Monday, August 03, 2009

This Is Serious?

A Serious Man.

The Coen Brothers new film

The film is set in St. Louis Park, Minnesota in the year 1967, and is intended in some ways to reflect the childhood of the Coen brothers...The protagonist is Larry Gopnik, a Jewish academic living in a middle-class Jewish neighborhood in a Minneapolis suburb. The story follows Gopnik's spiritual and existential struggle as his wife Judith contemplates leaving him for his colleague Sy Ableman. Adding to his suffering is his ne'er-do-well brother, Arthur, who lacks the resources and the ability to care for himself and consequently lives on Larry's couch. Larry begins to question the value of his life as he deals with these and other trials, including his son, Danny, who steals money from his wallet to buy marijuana; his daughter, Sarah, who steals to finance a planned nose job; a student who alternately attempts to bribe him for a passing grade and threatens to sue him for defamation (made all the worse because Larry is up for tenure); and a neighbor lady who distracts him by sunbathing in the nude. Larry seeks advice from three different rabbis in an attempt to solve his problems and to become an austere and devoted man.


Another similar synopsis.

The released trailer:



Here:

What’s most striking about the preview for the Coen brothers’ new film, A Serious Man, aside from the rhythmic head-smashing that meters out a heightened sense of tension and absurdity, is the absence of known faces. Immediately that immerses the viewer in the story. There is nothing of this world distracting the viewer from the world of the movie. And it shows the Coens are confident enough in their story to let it stand on its own, rather than propped on the legs of celebrity. The second most striking thing is that we learn practically nothing about the plot.

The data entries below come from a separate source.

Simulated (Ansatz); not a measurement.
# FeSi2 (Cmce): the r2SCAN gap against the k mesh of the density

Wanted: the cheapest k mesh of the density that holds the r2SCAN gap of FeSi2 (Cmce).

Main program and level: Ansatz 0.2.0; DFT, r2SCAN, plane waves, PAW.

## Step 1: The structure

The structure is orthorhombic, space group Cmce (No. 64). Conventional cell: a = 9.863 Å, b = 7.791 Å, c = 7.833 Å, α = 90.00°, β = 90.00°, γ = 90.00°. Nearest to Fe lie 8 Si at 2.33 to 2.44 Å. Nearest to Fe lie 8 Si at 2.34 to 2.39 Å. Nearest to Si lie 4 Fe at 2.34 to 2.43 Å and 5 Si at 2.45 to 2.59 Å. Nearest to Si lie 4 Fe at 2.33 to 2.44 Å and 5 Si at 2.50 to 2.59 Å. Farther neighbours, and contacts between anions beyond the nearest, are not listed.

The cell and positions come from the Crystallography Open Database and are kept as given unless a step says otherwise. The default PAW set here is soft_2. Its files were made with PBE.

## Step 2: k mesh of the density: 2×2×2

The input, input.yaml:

As Hollywood Elsewhere’s Jeff Wells points out, the trailer is a work of art in itself. It deviates from the hackneyed three-act preview structure that tends to give away too much. Here, using repeated footage, bizarre juxtapositions, and that constant, painful sound of a cranium being bludgeoned, master trailer editor Mark Woollen manages to convey the Coens’ eye for the bizarre without revealing anything more than the fact that there is a character, he is Jewish, and he has serious problems.